The total amount of data created, captured, copied, and consumed globally is forecast to reach 463 exabytes by 2025, according to the World Economic Forum High Scalability report. An exabyte is 1,000 bytes to the sixth power. Facebook alone processes 2.5 billion pieces of content and more than 500 terabytes of data each day.
It’s not surprising that organizations like Facebook had to innovate new ways to manage massive data thruput requirements at ever increasing scale. As a result, a cadre of former Facebook software engineers have created their own innovations and new database software application companies. One such company is Yugabyte.
Founded in 2016 by several former Facebook software engineers, Yugabyte is the fast-growing, Sunnyvale, California-based company behind YugabyteDB, the open-source, high-performance distributed SQL database for building internet-scale apps.

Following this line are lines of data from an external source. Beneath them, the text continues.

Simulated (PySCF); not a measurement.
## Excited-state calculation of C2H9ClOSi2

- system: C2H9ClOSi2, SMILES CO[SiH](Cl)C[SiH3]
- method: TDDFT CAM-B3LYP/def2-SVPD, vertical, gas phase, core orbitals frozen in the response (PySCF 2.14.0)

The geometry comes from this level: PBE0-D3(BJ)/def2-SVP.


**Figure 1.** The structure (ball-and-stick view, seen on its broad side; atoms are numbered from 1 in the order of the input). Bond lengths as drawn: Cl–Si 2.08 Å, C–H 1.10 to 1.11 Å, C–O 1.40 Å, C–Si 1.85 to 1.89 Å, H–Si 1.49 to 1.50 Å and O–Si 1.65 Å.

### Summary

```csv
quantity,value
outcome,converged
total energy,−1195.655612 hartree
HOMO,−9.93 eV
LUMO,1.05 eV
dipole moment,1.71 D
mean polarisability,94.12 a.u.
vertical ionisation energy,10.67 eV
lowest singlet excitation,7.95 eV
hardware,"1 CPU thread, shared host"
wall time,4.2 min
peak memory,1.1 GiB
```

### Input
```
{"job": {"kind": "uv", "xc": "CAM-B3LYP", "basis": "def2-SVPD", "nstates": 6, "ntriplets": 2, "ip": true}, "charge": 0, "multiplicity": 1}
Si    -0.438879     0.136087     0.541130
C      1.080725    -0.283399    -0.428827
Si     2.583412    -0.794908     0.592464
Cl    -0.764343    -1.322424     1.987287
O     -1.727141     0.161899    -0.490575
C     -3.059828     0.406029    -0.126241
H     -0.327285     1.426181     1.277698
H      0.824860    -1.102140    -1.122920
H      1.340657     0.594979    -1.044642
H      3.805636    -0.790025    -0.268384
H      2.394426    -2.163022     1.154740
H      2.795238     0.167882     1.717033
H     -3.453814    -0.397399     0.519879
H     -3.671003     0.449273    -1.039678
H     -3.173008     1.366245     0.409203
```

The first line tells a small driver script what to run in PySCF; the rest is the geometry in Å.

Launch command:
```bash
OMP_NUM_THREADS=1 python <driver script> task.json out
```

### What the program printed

The company positions YugabyteDB as serving both scale-out and internet-scale OLTP workloads with low query latency, extreme resilience against failures, and global data distribution. As a cloud-native database, it can be deployed across public and private clouds as well as in Kubernetes environments.
One of those Yugabyte founders is Karthik Ranganathan, Chief Technology Officer, who spent time at both Facebook and later at software-defined storage company Nutanix, as did his fellow co-founder Kannan Muthukkaruppan. Another co-founder Mikhail Bautin also spent time at Facebook. “Our learnings from Facebook building and running multiple databases and our learnings from Nutanix about enterprise companies and enterprise customers gave birth to Yugabyte,” says Ranganathan.
“Why the hell are we building another database? We realised, people really want relational databases in a cloud native fashion. That’s really the intersection point. And the world is shifting to what Facebook knew years ago, which is to build applications really quickly for end users,” says Ranganathan.
Ranganathan points to his experience building applications at Facebook. The mission was to build applications really quickly. But you had to ensure not only that it worked well, but that it wasn’t beaten by what Ranganathan refers to as “accidental success.” When you start building an application, you don’t know how well it’s going to succeed. Case in point, Ranganathan and his team were working on a new release of Messenger which was doing 150 million messages a day at the time. It turned out that his new application which combined data from chat plus messaging and SMS, generated 20 billion messages a day.
“How do you even estimate that, because the product changes the user behaviour, and the user behaviour informs the product. And so a few months of this, and you have a completely different usage. So we couldn’t be in a situation where we said, ‘Oh, look, we can’t scale because too many people are using it.’ And then it’s kind of a failure, because you succeeded. And that’s no good for anybody. We realised three things are critical with cloud native applications. It boils down to always being available-no matter what failures, upgrades, security patch, whatever, it has to be available. It’s about scaling, any which way up and down on demand, right. So you should be able to start small, grow back, come back, small, get bigger, again. And the third thing is about really moving data across different regions, locations, zones. So distribute data, build that replication of data, movement of data into the database,” says Ranganathan.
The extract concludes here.